Mar 31 19:16:48 ocp2-worker-3.lab.signal9.gg NetworkManager[1688]: <info>  [1617218208.6474] device (bond0): state change: ip-check -> secondaries (reason 'none', sys-iface-state: 'managed')
Mar 31 19:16:48 ocp2-worker-3.lab.signal9.gg NetworkManager[1688]: <info>  [1617218208.6480] device (bond0): state change: secondaries -> activated (reason 'none', sys-iface-state: 'managed')
Mar 31 19:16:48 ocp2-worker-3.lab.signal9.gg NetworkManager[1688]: <info>  [1617218208.6488] manager: NetworkManager state is now CONNECTED_GLOBAL
Mar 31 19:16:48 ocp2-worker-3.lab.signal9.gg NetworkManager[1688]: <info>  [1617218208.6508] device (bond0): Activation: successful, device activated.

Comment 6 Tim Rozet 2021-04-01 15:17:36 UTC
After talking with Beniamino the issue is that the slave connections like eno2, are setting their master to be the connection id of the "bond0" connection instead of the bond0 device. If we modify those connections to set the master as the device name, the issue is resolved. The question is what set the UUID as the master for eno2 and eno1? Normally in other OCP deployments a user does ignition and sets ifconfig files to create the initial bonds like:

[core@master-0-0 ~]$ cat /etc/sysconfig/network-scripts/ifcfg-bond0
BONDING_OPTS="downdelay=0 lacp_rate=fast miimon=100 mode=802.3ad updelay=0"
TYPE=Bond
BONDING_MASTER=yes
BOOTPROTO=dhcp
NAME=bond0
DEVICE=bond0
ONBOOT=yes
[core@master-0-0 ~]$ cat /etc/sysconfig/network-scripts/ifcfg-enp4s0
DEVICE=enp4s0
BOOTPROTO=none
ONBOOT=yes
MASTER=bond0
SLAVE=yes

This will set the master to be the device name. Austin, can you provide more information on how you create these bonds? We want to figure out if it is NM setting the uuid or if its your deployment. Thanks.

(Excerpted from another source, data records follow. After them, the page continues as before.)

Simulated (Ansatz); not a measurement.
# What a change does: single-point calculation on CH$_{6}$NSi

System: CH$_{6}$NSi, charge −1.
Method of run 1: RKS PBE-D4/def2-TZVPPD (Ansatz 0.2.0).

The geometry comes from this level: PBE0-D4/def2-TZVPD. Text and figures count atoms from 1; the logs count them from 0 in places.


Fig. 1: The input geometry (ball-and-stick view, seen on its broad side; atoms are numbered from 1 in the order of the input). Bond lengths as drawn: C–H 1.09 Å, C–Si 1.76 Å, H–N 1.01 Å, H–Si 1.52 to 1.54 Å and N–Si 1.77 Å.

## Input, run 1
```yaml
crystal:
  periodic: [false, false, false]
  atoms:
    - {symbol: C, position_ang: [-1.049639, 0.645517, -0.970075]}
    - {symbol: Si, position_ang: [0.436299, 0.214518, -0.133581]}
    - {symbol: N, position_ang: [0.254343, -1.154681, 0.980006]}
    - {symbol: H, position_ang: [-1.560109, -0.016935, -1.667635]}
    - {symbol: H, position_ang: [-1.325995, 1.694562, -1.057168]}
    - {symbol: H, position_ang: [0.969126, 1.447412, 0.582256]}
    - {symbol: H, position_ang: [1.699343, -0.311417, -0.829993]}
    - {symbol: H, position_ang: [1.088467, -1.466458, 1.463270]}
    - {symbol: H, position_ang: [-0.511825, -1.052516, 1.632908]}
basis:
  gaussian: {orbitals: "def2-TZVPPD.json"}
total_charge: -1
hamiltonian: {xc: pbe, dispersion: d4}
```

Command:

Comment 7 Andrew Austin 2021-04-01 16:33:08 UTC
The bonds were set up using kernel arguments at install time. The new installer creates nmconnection files and copies them into the installed system rather than the previous behavior of using network-scripts files. I can create network-scripts files by using ignition for network configuration but that is substantially more effort than setting kernel args.

The networking kernel args to build the node in question were: bootdev=bond0  bond=bond0:eno1,eno2:mode=active-backup ip=172.18.0.72::172.18.0.1:255.255.255.0:ocp2-worker-3.lab.signal9.gg:bond0:none:172.18.42.10 ip=eno3:none ip=eno3d1:none nameserver=172.18.42.10  nameserver=172.18.42.11

Comment 8 Tim Rozet 2021-04-01 21:11:10 UTC
Thanks Andrew. Then the question now is for the NM team. Beniamino is this bug on the NM side? Regardless we can implement a work around (even though it's not great) to modify the users previous connections to use the device during our ovs-configuration service in the meantime.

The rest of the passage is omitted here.